West Entrance to Memorial

Northwest corner of Memorial

The focal point of the Memorial is a bronze statue titled "Sacrifice" depicting a fallen warrior laying on his shield and sword reminiscent of the Spartan saying, "Come home with your shield or on it."  In Spartan culture, martial honor was the highest virtue, and weakness the ultimate sin, but I do not believe this statue is meant to glorify war for the architect, Bruce Dellit, said of this sculpture, "There is no pomp, no vain glory, no glamour in this group, rather there is stark tragedy, grim reality and bitter truth.  But it is the truth which tells not only of the brutality of war and of the suffering it engenders, but of that noblest of all human qualities - self-sacrifice for duty."  The shield and nude soldier are supported by three women, his mother, his sister and his wife holding their infant child (Courage, Endurance and Sacrifice), symbolizing womanhood who in the war years, with quiet courage and noble resignation, bore her burdens, the loss of sons, husbands and lovers.  The child represents the future generations for which this ultimate sacrifice was made.

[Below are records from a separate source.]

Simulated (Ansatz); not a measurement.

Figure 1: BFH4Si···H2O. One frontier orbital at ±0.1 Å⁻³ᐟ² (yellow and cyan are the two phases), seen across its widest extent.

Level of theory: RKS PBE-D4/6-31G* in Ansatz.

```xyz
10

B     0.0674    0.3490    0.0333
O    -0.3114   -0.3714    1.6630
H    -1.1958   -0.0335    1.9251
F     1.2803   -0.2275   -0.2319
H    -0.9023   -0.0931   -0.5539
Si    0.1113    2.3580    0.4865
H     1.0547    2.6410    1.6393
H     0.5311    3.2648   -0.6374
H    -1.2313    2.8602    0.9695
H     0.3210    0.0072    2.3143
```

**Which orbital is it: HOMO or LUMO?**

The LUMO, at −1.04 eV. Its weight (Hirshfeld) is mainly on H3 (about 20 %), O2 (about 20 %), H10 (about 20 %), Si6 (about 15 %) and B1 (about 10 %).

Situated above the statue "Sacrifice" is an atrium with a domed ceiling known as the Dome of Stars.  Each of the 120,000 gold stars embedded in the ceiling represents a man or woman from Australia's state of New South Wales that participated in WWI. Following a curved staircase up from the Hall of Silence, which houses "Sacrifice", you arrive at the Hall of Memory which has a balustrade open to view the "Sacrifice" below.  On this level are niches listing all the major battles the soldiers participated in.  There are niches for France and Belgium, Egypt and Palestine, Gallipili, and the fourth, for New Guinea and War at Sea.

The Memorial was rededicated in the 1980's to honor all ANZAC servicemen of all wars and houses a nice museum on the ground floor displaying artifacts from WWII, the Korean War, Vietnam, and the current conflicts in Afghanistan. 

If ever in Sydney, Australia take a moment to visit the Memorial and pay tribute to our allies -- the men and women of Australia and New Zealand.